Wednesday, 26 September 2012

Picking Out Actively Managed Funds that Predictably Outperform

There is an oft-repeated rule of thumb that past performance is no guide to future performance, that picking funds with recent above-average results usually leads to disappointment because their future performance tends to under-perform and revert to the mean. It certainly seems to be true in Canada (e.g. Richard Deaves in the book What Kind of Investor Are You? says there is no historical evidence of persistence in either under- or out-performance). Is that situation necessarily inevitable and immutable?

Along comes Super Fund Performance, a report from the Australian superannuation industry, to say "yes, it is possible to identify with considerable confidence which funds will continue to out- or under-perform". The key differentiator: whether the funds are retail for-profit offerings or not-for-profit (sponsored by public sector, corporate or industry). Not-for-profit has been winning, and by a huge amount - an average of 2% per year for the past 15 years!

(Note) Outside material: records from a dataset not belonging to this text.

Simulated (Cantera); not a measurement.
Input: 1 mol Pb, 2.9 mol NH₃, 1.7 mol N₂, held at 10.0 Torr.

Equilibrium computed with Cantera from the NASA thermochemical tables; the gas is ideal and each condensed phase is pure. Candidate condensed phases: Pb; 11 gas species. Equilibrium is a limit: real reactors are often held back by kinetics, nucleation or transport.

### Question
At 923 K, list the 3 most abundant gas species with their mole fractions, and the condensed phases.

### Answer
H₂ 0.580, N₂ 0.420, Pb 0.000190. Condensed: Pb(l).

Below is a fascinating chart from the study. Especially interesting is that the not-for-profits always did better than the retail for-profit funds. It looks like a sure-fire way for Australians to narrow down retirement fund selection. Too bad the not-for-profit option doesn't exist in Canada and it doesn't look like pension reform via the government's PRPP proposal will change that soon.....

Why the out-performance?
  • lower fees/costs - the report doesn't state the difference but a quick search in one comparison website, the Canstar Superannuation Star Ratings, shows MER ranges from about 0.4% at the very low end to 2.5% at the extreme high end. The big not-for-profit funds look to be in the 0.6-0.8% Total Expense Ratio range according to another comparison site, Selecting Super.
  • economies of scale, but only among the not-for-profit funds; retail funds don't get any more efficient with size, which the report says is due to governance factors - "... either economies of scale are not available to retail funds, or the benefits are not passed on to members". 
  • embedded advice - the for-profit riposte is that their members get financial planning advice much more than clients of the not-for-profits, about twice as often according to Canstar. Investor Daily reporter Wouter Klijin says the not-for-profits are increasingly gearing up to provide advice, which he says will increase their costs and possibly/probably lessen their out-performance down the road. A big question is, of course, how useful the advice is, whether it is merely sales or client-interest-first, depending on the source. From which type of outfit would I want "advice"? That's a pretty easy call I'd say. 
Why Does Mutual Fund Performance not Persist? by Wolfgang Bessler, David Blake, Peter Lückoff and Ian Tonks provides another take on persistence using US data -
  • Winner funds keep winning if, a) the fund investment manager stays on and b) there is NOT high fund inflow
  • Losers start doing a lot better if, a) the investment fund manager is sacked and, b) there is a high fund outflow
The problem for the investor is of course, that what works on average may not happen for the specific fund selected.